How to spot fake honey

Detecting fake honey can be challenging because some counterfeit products are skillfully made to resemble real honey.

46% of the honey samples analyzed are fraudulent

With 46% of the samples analyzed being fraudulent, it is safe to say that a significant proportion of the honey consumed in Europe is fake. “With 175,000 tons of honey imported per year, the Old Continent is the world’s second-largest importer of honey after the United States,” source Forbes.

However, there are several methods you can use to help identify fake honey:

Check the Label

Start by examining the product label. Real honey should have a minimal ingredient list, typically just “honey.” If you see added sugars, corn syrup, or other ingredients, it’s likely not pure honey.

Look for Certifications

Check for quality certifications like the USDA Organic label, which ensures the product meets certain standards. Additionally, some honey products may have certifications from local or international honey organizations.

Read the Source

If possible, determine the source of the honey. Locally sourced honey is more likely to be genuine. Be cautious of honey that claims to be from a specific floral source but doesn’t have a traceable origin. I recommend you to buy from a local source like I do.

Color and Consistency

Real honey varies in color depending on its source, but it should be clear or slightly cloudy. It shouldn’t have any unusual colors. Fake honey may have an unnaturally uniform appearance and consistency.

Taste and Smell

Real honey has a distinct aroma and flavor that reflects its source. If it tastes overly sweet, artificial, or has a chemical aftertaste, it may not be genuine. The smell should be floral or herbal, not pungent.

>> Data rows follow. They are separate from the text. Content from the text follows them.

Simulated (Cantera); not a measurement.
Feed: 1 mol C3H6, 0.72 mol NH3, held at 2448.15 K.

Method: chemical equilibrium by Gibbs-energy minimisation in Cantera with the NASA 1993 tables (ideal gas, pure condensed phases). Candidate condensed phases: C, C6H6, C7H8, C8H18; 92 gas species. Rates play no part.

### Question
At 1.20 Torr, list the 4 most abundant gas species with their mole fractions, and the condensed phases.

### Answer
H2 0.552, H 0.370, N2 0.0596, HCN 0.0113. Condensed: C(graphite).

Honey naturally crystallizes over time, forming small sugar crystals. If your honey has been sitting for a while, this is a good sign of its authenticity. Fake honey may not crystallize or take a significantly longer time to do so.

Water Test

Place a drop of honey on a paper towel. If it gets absorbed or leaves a wet mark, it might be diluted with water. Real honey should remain intact.

Thumb Test

Dip your thumb in the honey and then try to rub it between your thumb and forefinger. If it feels sticky and doesn’t easily wash off, it’s likely real honey. Fake honey may feel more watery.

Density Test

Real honey is denser than water. You can try adding a few drops to a glass of water. If it sinks to the bottom and remains intact, it’s likely genuine. Fake honey may dissolve or mix readily.

Heating Test

Place a small amount of honey on a heat source. Real honey should caramelize or bubble and give off a pleasant, sweet aroma. Fake honey may burn, produce an acrid smell, or not react at all.

Packaging and Brand Reputation

Be wary of suspicious-looking packaging and brands you’ve never heard of. Trustworthy brands are more likely to sell authentic honey.


High-quality, pure honey is typically more expensive than counterfeit or adulterated versions. If the price seems too good to be true, it might not be genuine honey.

Final notes

It’s worth noting that some sophisticated fake honey products are difficult to detect using these methods. If you want to ensure the authenticity of the honey you’re buying, consider purchasing from reputable sources, such as local beekeepers or well-known brands with a history of selling pure honey.